Rep Stage opening with `Anna Lucasta'

Melodrama: The 1940s tear-jerker found new life and Broadway acclaim with treatment by an African-American cast.

September 26, 2002|By Phil Greenfield | Phil Greenfield,SPECIAL TO THE SUN

Philip Yordan's play Anna Lucasta is a theatrical piece that transcends its time and its genre.

The play, which opens Rep Stage's 2002-2003 season at Howard Community College's Smith Theatre tomorrow night, began its life as a classic 1940s melodrama.

Originally composed as the tear-stained story of a young streetwalker from an abusive Polish immigrant family, Anna was anything but successful in its original format.

But it was quickly snapped up by the American Negro Theater, an acting ensemble formed in New York's Harlem to provide career opportunities for black artists unable to find work downtown in Manhattan's theater district.

Yordan's play, revamped to fit into an African-American context, became such a sensation that it would move to Broadway, where it would run for 957 performances over a three-year span.

During that prodigious run, audiences got to experience the revelatory artistry of gifted actresses such as Hilda Simms, Isabelle Cooley, Ruby Dee and Alice Childress, as the stature of the African-American stage grew exponentially in America's cultural consciousness.

The story of the rejected prostitute turned into a pawn by a scheming scoundrel out to capitalize on her checkered past would go on to become a hit in theaters across the world.

Yordan's play ran for a solid year in London. It also became a vehicle for Molly Picon, the darling of New York's Yiddish Theater, whose talents made the story irresistible to Jewish audiences.

Hollywood would claim Anna twice - in 1949 in an all-white film starring Paulette Goddard, and in 1958 in an African-American version with the sultry-voiced Eartha Kitt starring in the title role.

Rep Stage is clearly delighted to be opening its season with such a unique piece of theater history.

"When we looked at our programming in recent years," says Kasi Campbell, the company's associate artistic director, "we decided we wanted an African-American show that would capitalize on all the talent in our area."

A call was put in to Jennifer Nelson, producing artistic director of Washington's African Continuum Theatre Company, only professional black theater ensemble in the District of Columbia.

Nelson, who has worked in theater as an actress, administrator, playwright and director for three decades while teaching at the University of California at Los Angeles and several area universities, did not hesitate.

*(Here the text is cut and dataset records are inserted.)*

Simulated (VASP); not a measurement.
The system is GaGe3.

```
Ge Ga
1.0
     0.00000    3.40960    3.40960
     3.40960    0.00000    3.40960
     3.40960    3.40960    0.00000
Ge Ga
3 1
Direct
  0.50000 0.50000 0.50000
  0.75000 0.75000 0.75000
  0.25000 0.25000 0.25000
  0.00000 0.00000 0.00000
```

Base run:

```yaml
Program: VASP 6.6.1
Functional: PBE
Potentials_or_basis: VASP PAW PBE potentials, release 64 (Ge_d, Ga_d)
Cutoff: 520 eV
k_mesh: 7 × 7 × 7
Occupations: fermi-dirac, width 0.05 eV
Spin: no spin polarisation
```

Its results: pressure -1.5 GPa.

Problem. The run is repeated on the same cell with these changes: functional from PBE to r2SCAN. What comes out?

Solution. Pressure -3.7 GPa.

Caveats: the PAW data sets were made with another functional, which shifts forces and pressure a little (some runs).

"I've been so fascinated with this play as a historical piece that it's been on my wish list for years," says Nelson. "Even doing the research for this production has been a delight.

"I've bought a couple of old Anna Lucasta programs on eBay, and the rest of the cast can't wait to share tidbits about the play that they've come across, either."

She will certainly have an accomplished cast to work with.

Deidra LaWan Starnes, who will play Anna, recently was nominated for her second Helen Hayes Award in African Continuum's production of Spunk. A veteran of shows at Everyman Theatre, Olney Theatre Center and other area houses, she is a faculty member of the Theatre Lab and director of its Summer Acting Camp for Kids.

Anna's sympathetic beau, Rudolf, will be played by J.J. Johnson, whose impressive stage credits include several Shakespearean roles.

Danny, the rapscallion seeking to exploit Anna's sordid past, will be played by Kevin Jiggetts, whose stage performances are augmented by a television resume that includes principal roles on As the World Turns and Homicide: Life on the Street.

Anna Lucasta runs from tomorrow through Oct. 13 at Smith Theatre at Howard Community College, 10901 Little Patuxent Parkway. Show times are 8 p.m. Fridays, 2:30 p.m. and 8 p.m. Saturdays and 2:30 p.m. and 7:30 p.m. Sundays, with an additional performance at 7 p.m. Oct. 10. Tickets are $10 for a Thursday performance, $20 for Fridays, $13 for Saturday matinees, $22 for Saturday evenings, $17 for Sunday matinees and $15 for Sunday evenings. Student tickets are $10 for all shows. Senior citizens receive a $2 discount on all full-price tickets. Tickets may be reserved by calling the Rep Stage box office, 410-772-4900. Information: www.howardcc.edu/repstage.